Neither in power nor in opposition has this party or the trade union movement shirked the task of calling for wage restraint when it was needed in the national interest. We do not shirk it now. But we cannot ask for that sacrifice from one part of the nation only—and that the least well paid. We cannot make that appeal to men earning £8 or £9 or £10 a week when the Government ment have just issued a statutory promissory note on next year's Budget to people who are immeasurably better off.

If, therefore, we are to tackle the job of controlling our national costs it must be a national endeavour, and the Government, whether Conservative or Labour, must give the lead, because it is the Government which create the climate of opinion that can make this possible. There is no sacrifice harder to make than the sacrifice of dearly-held doctrine and ideology. That is why, though it is hard for the Government to concede, my right hon. Friend was right in asking for the repeal—the postponement, if hon. Members like—of the Surtax concession in the Budget until the national economy permits of a fundamental reconstruction of our tax system.

The Government cannot ask for a national endeavour in production and restraint in incomes when they refuse to deal with capital gains, OT when they refuse to institute measures that really got at the root of the problem of coping with land speculation and property deals, or when they refuse to restore the tax on dividends.

If the Chancellor would restore the tax on dividends today—yes, another tax; the Prime Minister can make a note of it—the yields from it would enable us to recast our whole system of industrial taxation. To encourage investment, we could enable expansion-minded industrialists to write off a great deal of their capital expenditure much more quickly than they can under the obsolete rule that we have at present; writing off, perhaps, the whole amount in a single year, as they did under the Swedish proposals. That would be financed out of the tax on dissipated dividends. What we need, as I am sure the House will agree, is a system of industrial taxation that does far more to reward enterprise in expanding firms and, at the same time, penalises the slothful firms, and those Which refuse to play their part in the national economy.
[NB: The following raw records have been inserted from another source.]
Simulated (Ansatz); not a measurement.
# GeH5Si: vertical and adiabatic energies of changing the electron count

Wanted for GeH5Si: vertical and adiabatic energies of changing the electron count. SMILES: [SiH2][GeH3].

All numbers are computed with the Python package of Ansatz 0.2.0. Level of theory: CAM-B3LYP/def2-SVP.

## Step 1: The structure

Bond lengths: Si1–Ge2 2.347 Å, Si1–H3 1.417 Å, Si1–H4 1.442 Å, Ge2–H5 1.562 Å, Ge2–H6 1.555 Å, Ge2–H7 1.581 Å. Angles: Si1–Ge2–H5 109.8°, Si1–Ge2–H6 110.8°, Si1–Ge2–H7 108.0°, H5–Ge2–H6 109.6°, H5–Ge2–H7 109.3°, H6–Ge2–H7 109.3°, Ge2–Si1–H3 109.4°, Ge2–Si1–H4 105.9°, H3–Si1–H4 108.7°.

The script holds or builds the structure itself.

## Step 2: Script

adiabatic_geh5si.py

We cannot make the national appeal we need in an economic society dominated by the take-over bidder. We cannot appeal for restraint in productive industry when the Stock Exchange behaves like a casino. I do not apologise for saying that because, as the Prime Minister knows, it is taken from a famous book of his written before the war, and if it was true then it is no less true today. The Chancellor knows this. Let him, then, put duties on all Stook Exchange transactions in industrial securities, including all those speculative deals within the account which at present escape taxation altogether.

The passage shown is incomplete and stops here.